No problem! Maybe I'll do some over the weekend or something, if I do I'll report back here :)
Hey folks, I'm the author of randumb and can speak a little to this topic. @natebird may have read that 'scales better' on one of the earlier versions of my README. I initially wrote randumb using the 2 query method (select ids, shuffle in ruby, then select records), I tested a number of scenarios with my data set and declared it to be faster and wrote that on my gem's description.
However, eventually someone pointed out to me that you have to load every ID into memory in order to do this, which could potentially crash your app if your dataset is large enough, which is way worse than a slow query in my opinion.
I decided to revisit my approach. I had barely looked at 'order by RAND()' initially since every blog post ever seemed to suggest avoiding it, so I did some benchmarking comparing the two methods. I wish I still had the hard numbers on hand to share, but in a nutshell: it depends.
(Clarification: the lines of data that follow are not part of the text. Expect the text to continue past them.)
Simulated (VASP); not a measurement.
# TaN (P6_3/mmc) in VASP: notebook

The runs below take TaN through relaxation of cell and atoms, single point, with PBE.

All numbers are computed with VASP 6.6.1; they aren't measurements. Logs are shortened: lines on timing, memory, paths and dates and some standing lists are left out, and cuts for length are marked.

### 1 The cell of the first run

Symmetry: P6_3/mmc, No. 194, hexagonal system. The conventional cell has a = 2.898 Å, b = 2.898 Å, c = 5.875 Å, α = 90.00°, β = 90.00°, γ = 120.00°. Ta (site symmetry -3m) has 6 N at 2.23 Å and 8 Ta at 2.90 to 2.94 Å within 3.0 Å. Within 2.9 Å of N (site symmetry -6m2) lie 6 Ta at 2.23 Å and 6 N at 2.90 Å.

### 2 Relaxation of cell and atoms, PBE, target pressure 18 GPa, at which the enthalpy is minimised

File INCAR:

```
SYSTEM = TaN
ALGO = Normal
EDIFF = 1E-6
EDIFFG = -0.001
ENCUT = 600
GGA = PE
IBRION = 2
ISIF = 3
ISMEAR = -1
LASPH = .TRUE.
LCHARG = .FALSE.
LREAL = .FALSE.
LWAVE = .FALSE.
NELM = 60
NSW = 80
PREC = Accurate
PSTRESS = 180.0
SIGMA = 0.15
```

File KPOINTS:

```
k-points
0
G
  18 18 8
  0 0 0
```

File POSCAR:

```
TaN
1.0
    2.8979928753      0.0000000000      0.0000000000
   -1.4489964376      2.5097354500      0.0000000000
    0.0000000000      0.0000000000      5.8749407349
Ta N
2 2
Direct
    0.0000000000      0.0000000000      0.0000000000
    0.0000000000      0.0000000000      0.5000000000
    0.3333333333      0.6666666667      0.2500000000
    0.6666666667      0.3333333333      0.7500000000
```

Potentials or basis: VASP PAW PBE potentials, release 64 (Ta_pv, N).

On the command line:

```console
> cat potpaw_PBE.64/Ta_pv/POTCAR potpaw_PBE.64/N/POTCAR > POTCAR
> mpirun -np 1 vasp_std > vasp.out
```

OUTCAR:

Sometimes order by RAND() was faster and sometimes the id select method was faster, it totally depended on the size of data set, if you were scoping down the query with where clauses or not, the DB you were using, etc. I opted to default to 'order by RAND()' to error on the side of not crashing your app server, and I left the shuffle method as another option you can still use if you want to, and wrote this for people using the gem to read: https://github.com/spilliton/randumb#a-note-on-performance
One thing I know for sure about this problem is that selecting random records will never be as fast as selecting records via an indexed column. If the random selection method you are using is too slow for a page you are rendering, then you should likely explore something like selecting those at another time and caching them. On my site (http://www.comparevinyl.com/) I cache about 20 different versions of each HTML partial where I render random data, this way I only incurr the hit 20 times and it still gives the illusion or randomness to the casual user.
Hope this helps...
@mattpolito I threw together some benchmarking code yesterday to compare the two methods using my Gem on sqlite3 and postgres. I was in a hurry so I didn't do any examples with where() clauses, they are all getting 1, 10, 50, 100, 250 random records from tables sized starting with 10,000,000 down to 10,000 (I'm starting large so I can just delete down to the size I need from the initial population).
Feel free to let me know if you see any issues with my benchmarking method, or to modify it at all with new tests or try a new DB :)
Test Code (on benchmarking branch on randumb): https://github.com/spilliton/randumb/blob/benchmarking/test/benchmark_test.rb
Output:
https://gist.github.com/spilliton/5743965
In these tests, 'order by random()' always outperformed the 2 query shuffle method.